At the same time, the implementation of the TPP will present several challenges for Vietnam. The country’s primary export sectors, including agriculture, could be at risk amid structural transformations that reallocate resources to manufacturing. Reforms to modernise and commercialise the agriculture sector will have to be accelerated to cope with this risk.

According to Nguyen Thi Thu Trang, Director of WTO unit of VCCI, “for all sectors, especially those that are poised to be negatively impacted by the TPP, such as animal husbandry and agriculture, efforts should be made to identify key bottlenecks to the sectors’ development, so that remedies can be proposed for implementation. Their competitiveness should be gradually improved to take full advantage of new market conditions. The government is the key negotiator, and fully and comprehensively understands all of the commitments under the TPP. As such, it is the most suitable agency to provide guidance on the commitments to enterprises”.

Real Exports Change, by sector, 2020-35


The agreement also requires countries to adopt stricter rules. In Vietnam, this means changes affecting a broad spectrum of issues related to governance and the business environment, including regulatory quality, intellectual property rights, investor protection, competition, state-owned enterprise management, labour and environmental standards, food safety, public procurement, and liberalisation of services, including financial and telecommunications services.

Finally, the TPP’s strict rules of origin could be a hurdle for Vietnam, where exports are highly dependent on imported materials and intermediate goods. Vietnam currently imports between 60 and 90 percent of textiles from other countries. The majority of these imports come from China and Taiwan, non-TPP countries, which means non-compliance with TPP rules of origin requirements.

The required restructuring to maximize TPP benefits poses a short-term challenge for Vietnam, but will also likely boost foreign direct investment in upstream businesses and build production capacity. As evidenced, a number of Japanese, Chinese and South Korean firms are already investing heavily in fibre production in Vietnam.

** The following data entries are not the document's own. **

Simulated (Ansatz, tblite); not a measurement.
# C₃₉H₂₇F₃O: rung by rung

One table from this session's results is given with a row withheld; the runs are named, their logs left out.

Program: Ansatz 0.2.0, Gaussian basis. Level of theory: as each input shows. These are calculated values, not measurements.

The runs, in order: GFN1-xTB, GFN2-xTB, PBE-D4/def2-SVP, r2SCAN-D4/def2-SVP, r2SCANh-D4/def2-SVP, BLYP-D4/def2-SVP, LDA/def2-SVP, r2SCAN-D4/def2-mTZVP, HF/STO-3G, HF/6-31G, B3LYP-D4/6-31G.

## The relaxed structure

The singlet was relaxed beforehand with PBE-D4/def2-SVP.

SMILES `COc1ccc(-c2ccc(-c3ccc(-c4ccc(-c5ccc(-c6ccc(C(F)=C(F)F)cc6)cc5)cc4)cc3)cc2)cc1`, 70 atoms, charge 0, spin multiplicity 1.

Additionally, information and guidance on taking advantage of the TPP should be provided to businesses as soon as possible, making them well prepared for economic integration. “Information should be provided to all sectors and areas of business, with close coordination of the VCCI, business associations and government agencies. In the business community, the VCCI is actively working on this plan and we expect further guidance from the Government and cooperation from ministries and agencies”, said Vu Tien Loc, Chairman of Vietnam’s Chamber of Commerce and Industry.

The TPP is considered a model for regional cooperation in the 21st century. The agreement includes 30 chapters, touching on not only traditional areas such as commodities, services, and investment, but also on new areas such as e-commerce, supply chains, and state owned enterprises, among others.

The agreement is expected to boost the economic development of all TPP members, generate jobs, reduce poverty, improve living standards, and promote innovation, labour productivity and competitiveness, transparency and good governance, as well as enhance labour and environmental standards.

Source: Ministry of Industry and Trade.

For Vietnam to position itself to fully benefit from the TPP when implemented, complementary reforms are necessary to improve competitiveness and strengthen the capacity of the production sector to meet TPP standards.

As noted by Sherry Boger, Chairwoman of Amcham, “The TPP is still a promise, not yet a reality. It is a framework for action, and should be a focus in 2016”.

Implementing such changes will be demanding for Vietnam on its gradual path of reform, impacting the sectors of large state-owned enterprises and other institutional legacies of the past 40 years.

“Vietnam has taken important steps recently to improve and enhance the market institutions that underpin a successful and sustainable economy”, stated David W. Carter, AusCham Director at the Annual Vietnam Business Forum 2015. “Nevertheless, as Vietnam integrates deeper into the global economy, particularly following the conclusion of the Trans-Pacific Partnership and other free trade agreements, it is imperative that Vietnam take bold steps to continue improving market institutions and economic freedom”.

The determination to implement reforms and TPP commitments will bring Vietnam to a new level of economic development, creating a firmer foundation for the country to progress toward the goal of becoming a modern, industrialised upper middle-income country.